A Place of Belonging

Parker’s new multi-racial affinity group brings multi-racial Upper School students together


Photo credit: Naomi Geller

Lyric Nelson, Izzy Markel, Naomi Geller, and Caleb Aklilu (top) posing at club fair in the fall.

How do multi-racial students fit into the many affinity groups Parker has to offer? What can the school do about multi-racial students feeling as though they are “not __ enough” to attend a racial affinity group meeting? Juniors Naomi Geller, Izzy Markel, Lyric Nelson, and Caleb Aklilu saw the need, and united to address it. As a result, Parker now has a Multi-racial affinity group, a space in which multi-racial students can feel heard and validated. Here’s what you need to know about the newly created Multi-racial affinity group.

MRA group was created with an intent to foster a place of belonging for multi-racial students, as oftentimes, there’s an awkward sense of displacement when attending an affinity group for a race that you partially identify with. “As a multi-racial student, it has been hard to find a place where I fit in. I am not truly asian and not truly white, and sometimes when fellow asian friends talk about their struggles, I feel like I can’t relate and I don’t have the right to relate because I’m not fully asian,” sophomore Uma Morris said. “MRA has been an amazing space to discuss this constant limbo between being asian and not”. 

The group’s founders started this group as a way to share the stories of multi-racial people and create a sense of community. “I am Mexican and African American, and for as long as I can remember, I’ve struggled with feeling a sense of belonging among the Black community. Since I present as Mexican, I have always associated more with my identity as a Mexican woman, so much so that I used to want to change my last name to my mother’s: Chavez. When I started my sophomore year at Parker, I decided to try going to BSU (Black Student Union) once, and I felt so guilty the entire time. I felt like an imposter”, Lyric Nelson said. Nelson demonstrates a belief that more support is needed for multi-racial students at Parker. “I feel like there is a little lack of support for multi-racial students, but honestly, it makes sense,” Nelson said, “Not a lot of people are aware of the sort of identity crisis a lot of multi-racial students experience, and you can’t get mad at someone for not helping you if they don’t know you need it.” 

GiGi Mathews, the faculty sponsor of the MRA group, believes this club greatly benefits multi-racial students. “Many of our group members have had many of the same experiences (both good and bad), and I think the affinity group allows them to see that they have a very understanding and cohesive group of peers who are there to support them”, Mathews said. “When I was approached to sponsor this club, I got so excited. After attending Asian Alliance meetings, I noticed that many of the students in Asian Alliance are also bi-racial. I know this is the case with many of the other affinity groups”. 

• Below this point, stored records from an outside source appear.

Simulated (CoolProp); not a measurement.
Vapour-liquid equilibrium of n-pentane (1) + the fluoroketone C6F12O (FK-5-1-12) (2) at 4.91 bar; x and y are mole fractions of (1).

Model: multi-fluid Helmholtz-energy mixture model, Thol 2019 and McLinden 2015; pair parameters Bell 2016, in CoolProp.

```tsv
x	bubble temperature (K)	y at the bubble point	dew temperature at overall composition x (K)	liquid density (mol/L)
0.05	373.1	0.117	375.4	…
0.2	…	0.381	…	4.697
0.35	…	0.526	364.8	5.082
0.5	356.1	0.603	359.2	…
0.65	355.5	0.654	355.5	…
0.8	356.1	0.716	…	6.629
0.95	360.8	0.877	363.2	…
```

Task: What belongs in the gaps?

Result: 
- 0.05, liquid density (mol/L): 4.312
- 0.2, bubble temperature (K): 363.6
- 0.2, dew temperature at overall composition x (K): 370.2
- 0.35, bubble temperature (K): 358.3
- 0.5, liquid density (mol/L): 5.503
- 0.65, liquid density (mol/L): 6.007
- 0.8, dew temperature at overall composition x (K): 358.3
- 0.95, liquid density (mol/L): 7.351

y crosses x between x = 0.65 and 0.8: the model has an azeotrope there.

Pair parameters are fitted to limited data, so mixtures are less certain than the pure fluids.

Meetings typically take place during lunch, where the group heads bring in snacks they love from different cultures. The last two meetings had a variety of delicious foods from H Mart, an Asain supermarket. During the meetings, the heads spark a conversation by telling the group about something they experienced, something they learned, or asking questions. The most recent meeting was December second, and the main topic was Thanksgiving. Members discussed their experiences being multi-racial during a holiday such as Thanksgiving, in which one is typically around only one side of their family. The group talked about feeling disconnected from a certain side of their family due to race, and the feeling of isolation when you don’t entirely fit in with one side of your family due to your race. When asked what he thought of the group, sophomore Akaash Nandi said, “I appreciate the atmosphere and the open space to talk about being multi-racial. There’s a really good sense of community, and I feel like everyone understands what everyone else is going through”.

Group heads Geller, Markel, Nelson and Aklilu are considering a name change from Multi-racial affinity group to Bi-racial affinity group in the future, and the group’s members have favorably responded to the idea. Irrespective of name, Parker’s Multi-racial Affinity Group invites all students of multi-racial background to join in on the conversation and feel at home.